Starmer insists he was never told Mandelson failed security vetting as pressure mounts (again)
by Kate Henshaw, https://www.thejournal.ie/author/kate-henshaw/ · TheJournal.ieLAST UPDATE | 8 hrs ago
BRITISH PRIME MINISTER Keir Starmer has survived more calls to step down as Labour leader and maintained that he was not informed that Peter Mandelson failed his vetting.
Details emerged last week that Mandelson did not pass the initial vetting process before his appointment as UK ambassador to Washington at the beginning of last year.
Speaking in the House of Commons today Starmer told MPs it was “staggering” that he was not told Mandelson had failed vetting checks and acknowledged Parliament should have known about it “a long time ago”.
Back when the disgraced former Lord was appointed, security officials recommended that he should not be granted high level clearance, a decision which the Foreign Office overturned.

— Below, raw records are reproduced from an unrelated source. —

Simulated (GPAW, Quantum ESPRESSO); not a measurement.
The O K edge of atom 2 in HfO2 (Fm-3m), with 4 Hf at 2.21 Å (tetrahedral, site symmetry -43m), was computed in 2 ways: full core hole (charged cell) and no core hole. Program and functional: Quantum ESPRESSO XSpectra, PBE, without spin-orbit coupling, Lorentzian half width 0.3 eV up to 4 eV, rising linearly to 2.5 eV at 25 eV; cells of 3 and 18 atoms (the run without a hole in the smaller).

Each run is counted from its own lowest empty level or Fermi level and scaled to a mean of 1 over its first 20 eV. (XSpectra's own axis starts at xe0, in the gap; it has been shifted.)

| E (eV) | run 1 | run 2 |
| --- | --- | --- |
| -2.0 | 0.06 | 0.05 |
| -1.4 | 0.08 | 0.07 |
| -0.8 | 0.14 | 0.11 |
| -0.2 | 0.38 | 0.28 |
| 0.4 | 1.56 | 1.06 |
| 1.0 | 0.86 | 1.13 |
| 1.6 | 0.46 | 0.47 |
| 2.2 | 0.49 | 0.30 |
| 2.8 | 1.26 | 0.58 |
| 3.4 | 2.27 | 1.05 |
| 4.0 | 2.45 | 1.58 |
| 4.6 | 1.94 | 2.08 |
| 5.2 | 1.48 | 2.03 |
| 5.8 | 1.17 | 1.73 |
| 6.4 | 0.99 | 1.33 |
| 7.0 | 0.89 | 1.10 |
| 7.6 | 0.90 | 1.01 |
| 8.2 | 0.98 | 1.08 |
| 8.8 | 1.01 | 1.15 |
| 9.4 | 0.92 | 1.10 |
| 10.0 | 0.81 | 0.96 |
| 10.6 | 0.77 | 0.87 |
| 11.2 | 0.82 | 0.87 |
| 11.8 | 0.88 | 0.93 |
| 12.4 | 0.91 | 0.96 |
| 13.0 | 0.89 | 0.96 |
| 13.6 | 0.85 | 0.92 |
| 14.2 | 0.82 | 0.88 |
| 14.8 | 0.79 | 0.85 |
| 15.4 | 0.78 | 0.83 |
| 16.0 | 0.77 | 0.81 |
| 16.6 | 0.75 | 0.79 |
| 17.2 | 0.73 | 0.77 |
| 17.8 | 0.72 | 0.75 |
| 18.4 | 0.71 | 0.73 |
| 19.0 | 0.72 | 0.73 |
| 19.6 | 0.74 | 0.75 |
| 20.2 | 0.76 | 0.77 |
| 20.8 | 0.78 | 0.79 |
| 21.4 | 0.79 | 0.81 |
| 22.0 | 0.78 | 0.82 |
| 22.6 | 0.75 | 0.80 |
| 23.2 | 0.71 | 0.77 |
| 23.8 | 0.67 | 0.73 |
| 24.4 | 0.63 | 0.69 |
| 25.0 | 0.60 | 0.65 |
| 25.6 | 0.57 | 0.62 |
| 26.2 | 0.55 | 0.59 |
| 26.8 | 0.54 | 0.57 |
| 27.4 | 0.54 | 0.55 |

Starmer maintained the afternoon that he was only informed of this on Tuesday last week just before the story was broken by The Guardian: “This is information I should have had a long time ago, and it is information that the House should have had a long time ago.”
Subsequently, the Prime Minister effectively fired Foreign Office top civil servant Olly Robbins.
Starmer said he took responsibility for Mandelson’s appointment this afternoon: “I take responsibility for that decision, and I apologise again to the victims of the paedophile Jeffrey Epstein, who were clearly failed by my decision.”
How did this come out?
Last Thursday, The Guardian revealed that the UK’s Foreign Office overturned the initial decision to bar Mandelson from the appointment after security officials conducted the in-depth background check.
By the time, the security officials had failed Mandelson, Starmer had already made his appointment to the position public.
After these details emerged last week, the Foreign Office’s top civil servant, Olly Robbins, subsequently resigned.
What is Downing Street saying?
The UK government has said that Starmer was not aware that the former Labour grandee was granted developed vetting against the advice of UK Security Vetting until last week.
This afternoon Starmer is set to face more questions in parliament over the Mandelson scandal with the Conservative opposition once again calling for his resignation.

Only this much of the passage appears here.